This article asserts that transfer pricing is perhaps the greatest profit shifting problem facing the international tax system. Thus, countries have
historically been keen on preventing transfer pricing and on finding effective and efficient methods for allocating revenue that are administratively
cost effective for both taxpayers and tax administrators. However, the problem as articulated in this article is that the comparability analysis that
underpins the application of the arm’s length principle (ALP) which is applied internationally to curb transfer pricing, continues to be a vexing
problem for developing countries due to various conceptual, policy, legislative, administrative and capacity challenges in finding comparable data.

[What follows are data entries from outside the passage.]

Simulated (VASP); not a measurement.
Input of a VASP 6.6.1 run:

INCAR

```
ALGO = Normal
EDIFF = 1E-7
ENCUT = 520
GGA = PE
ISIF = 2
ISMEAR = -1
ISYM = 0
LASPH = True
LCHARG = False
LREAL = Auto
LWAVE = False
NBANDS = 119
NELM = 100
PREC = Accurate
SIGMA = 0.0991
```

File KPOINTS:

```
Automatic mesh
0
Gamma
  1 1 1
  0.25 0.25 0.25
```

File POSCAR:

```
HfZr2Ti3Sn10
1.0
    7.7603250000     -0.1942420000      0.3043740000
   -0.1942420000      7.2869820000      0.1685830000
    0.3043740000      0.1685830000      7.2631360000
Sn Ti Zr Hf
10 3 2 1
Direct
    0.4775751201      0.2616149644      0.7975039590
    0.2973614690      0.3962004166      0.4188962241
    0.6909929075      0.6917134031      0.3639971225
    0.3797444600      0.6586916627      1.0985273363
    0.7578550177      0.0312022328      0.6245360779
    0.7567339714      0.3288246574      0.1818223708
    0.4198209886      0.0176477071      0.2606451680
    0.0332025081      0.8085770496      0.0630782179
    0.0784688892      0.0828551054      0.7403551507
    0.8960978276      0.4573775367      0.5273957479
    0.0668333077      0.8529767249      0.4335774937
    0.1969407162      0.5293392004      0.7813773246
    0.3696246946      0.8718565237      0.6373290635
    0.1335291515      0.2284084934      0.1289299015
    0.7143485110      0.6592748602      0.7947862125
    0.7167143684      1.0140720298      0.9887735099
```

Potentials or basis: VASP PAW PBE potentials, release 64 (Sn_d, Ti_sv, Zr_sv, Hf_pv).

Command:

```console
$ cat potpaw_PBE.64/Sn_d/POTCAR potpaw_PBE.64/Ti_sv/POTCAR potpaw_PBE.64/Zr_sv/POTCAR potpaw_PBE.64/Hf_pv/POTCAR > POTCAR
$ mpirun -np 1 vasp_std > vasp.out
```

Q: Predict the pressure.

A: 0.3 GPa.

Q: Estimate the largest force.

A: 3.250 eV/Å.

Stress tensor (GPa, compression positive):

Acknowledging these problems, various international bodies have recommended alternative approaches that are considered simpler and less
administratively burdensome, that developing countries may adopt in certain cases so as not to carry out a fully fledged comparability analysis.
This article explains the operation of some of these alternative approaches and it evaluates the advantages and drawbacks of each of them. The
article provides examples of some African countries that have adopted the alternative approaches and the positions of others that have not adopted
these approaches. Recommendations are then provided as regards the competing policy options that countries have to consider when adopting the
alternative approaches. It is hoped that the article will be found useful by African tax administrations and policy makers when they consider
whether to adopt the alternative approaches.